Eva Fuglei and Dominique Berteaux in Adventdalen. FOTO: Rupert Krapp

Good days for the arctic fox

Increasing goose populations, more reindeer calves, less ice and problems for seals are making life easy for arctic foxes in Svalbard.



It is lively outside the foxes' den up in Adventdalen. The parents keep pace as the young ones play, and periodically there's a gap between them as one of them goes out to find food. Around the den are the wings of geese and remains of reindeer calves, which are seen in pictures from a surveillance camera that has been at work during the summer. At 18 fox dens in Adventdalen and Sassendalen there is much activity.

Record number
This was not what the researchers expected when they started this year's fox expedition. Record populations of ptarmigan and reindeer indicated at the outset a low mortality rate during the winter. With few carcasses on the tundra, it was expected many fox dens would be empty. Instead, there also ended up being a record fox population in the Adventdalen/Sassendalen area, which is one of the areas where monitoring is going on.

"We have never tallied so many fox litters in the areas we have surveillance. There are also other factors that come into play, but we do not know about those," said Eva Fuglei, a Norwegian Polar Institute researcher who has spent nearly four weeks in the field with Stefan Prost and Dominique Berteaux. Meanwhile, Bjørn Anders Nymoen and Finn Slette are accounting for the observations at Brøggerhalvøya.

Fuglei, who has followed the fox population for many years and has led the work with the field teams, admits they were both surprised and do not know the reason why the number of dens with pups has increased this year.

"That's what makes this so exciting," Fuglei said. "We put together pieces to understand the whole picture and we have found that is important for youngsters to have a supply of reindeer carcasses. Therefore, I imagined that there would not be more foxes this year."

More food
Reindeer counts made earlier this summer show there has never been as many reindeer in the areas since the counts began in 1979 Few deer carcasses were observed in the areas during the count, suggesting a low mortality rate, while at the same time many calves and yearlings were seen.
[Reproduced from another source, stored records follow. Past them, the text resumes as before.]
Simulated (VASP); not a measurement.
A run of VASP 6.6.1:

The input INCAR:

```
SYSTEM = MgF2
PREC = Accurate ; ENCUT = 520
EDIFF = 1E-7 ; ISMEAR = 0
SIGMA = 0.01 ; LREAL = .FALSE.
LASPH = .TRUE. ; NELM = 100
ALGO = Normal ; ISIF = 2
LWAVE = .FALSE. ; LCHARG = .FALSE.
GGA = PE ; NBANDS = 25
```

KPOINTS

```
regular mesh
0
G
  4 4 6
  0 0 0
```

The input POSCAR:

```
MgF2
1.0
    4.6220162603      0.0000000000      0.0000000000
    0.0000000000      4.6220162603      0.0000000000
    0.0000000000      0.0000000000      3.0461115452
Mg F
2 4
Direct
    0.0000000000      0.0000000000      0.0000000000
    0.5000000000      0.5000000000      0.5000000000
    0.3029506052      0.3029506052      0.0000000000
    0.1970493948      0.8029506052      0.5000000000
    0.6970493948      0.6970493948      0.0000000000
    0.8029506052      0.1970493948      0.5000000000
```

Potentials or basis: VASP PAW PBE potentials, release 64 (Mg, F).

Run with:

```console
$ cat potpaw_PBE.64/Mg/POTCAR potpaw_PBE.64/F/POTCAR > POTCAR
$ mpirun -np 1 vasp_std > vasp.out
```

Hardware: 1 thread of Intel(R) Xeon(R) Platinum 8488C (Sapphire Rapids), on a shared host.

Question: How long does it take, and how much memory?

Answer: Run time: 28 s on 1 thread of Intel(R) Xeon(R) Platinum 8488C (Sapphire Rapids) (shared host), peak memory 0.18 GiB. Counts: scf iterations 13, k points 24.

The arctic fox is one of ten "flagship species" selected by the International Union for Conservation of Nature and Natural Resources (IUCN) to illustrate the effects of climate change. While the species is on the Red List as endangered on the mainland, the Svalbard population is considered sustainable.

It is likely today's population is the consequence of a mild winter that required less energy consumption and a supply of food that has been very good.

"The rapidly increasing geese populations that come to Svalbard to breed are an important food source for foxes," Fuglei said. "The geese arrive in Svalbard in early May before the puppies are born. We find goose wings at the dens, so we know that the foxes take adult geese. The large number of reindeer calves born in June is another food source that may affect breeding success. This summer we have seen a significant increase in the remaining amount of calves at the fox dens."

"This is quite new with all these calves," she said. "I have not seen so many before and it is probably due to the fact that there have been many females who have had calves. And the foxes are opportunists."

The ice melts
The researchers are now also speculating that less sea ice may make ​​life easier for the foxes because seals are losing good hiding places where they can give birth. Typically, this occurs in the snow caves out on the sea ice, but the ice-free fjords and less snow makes it easier to locate seal pups.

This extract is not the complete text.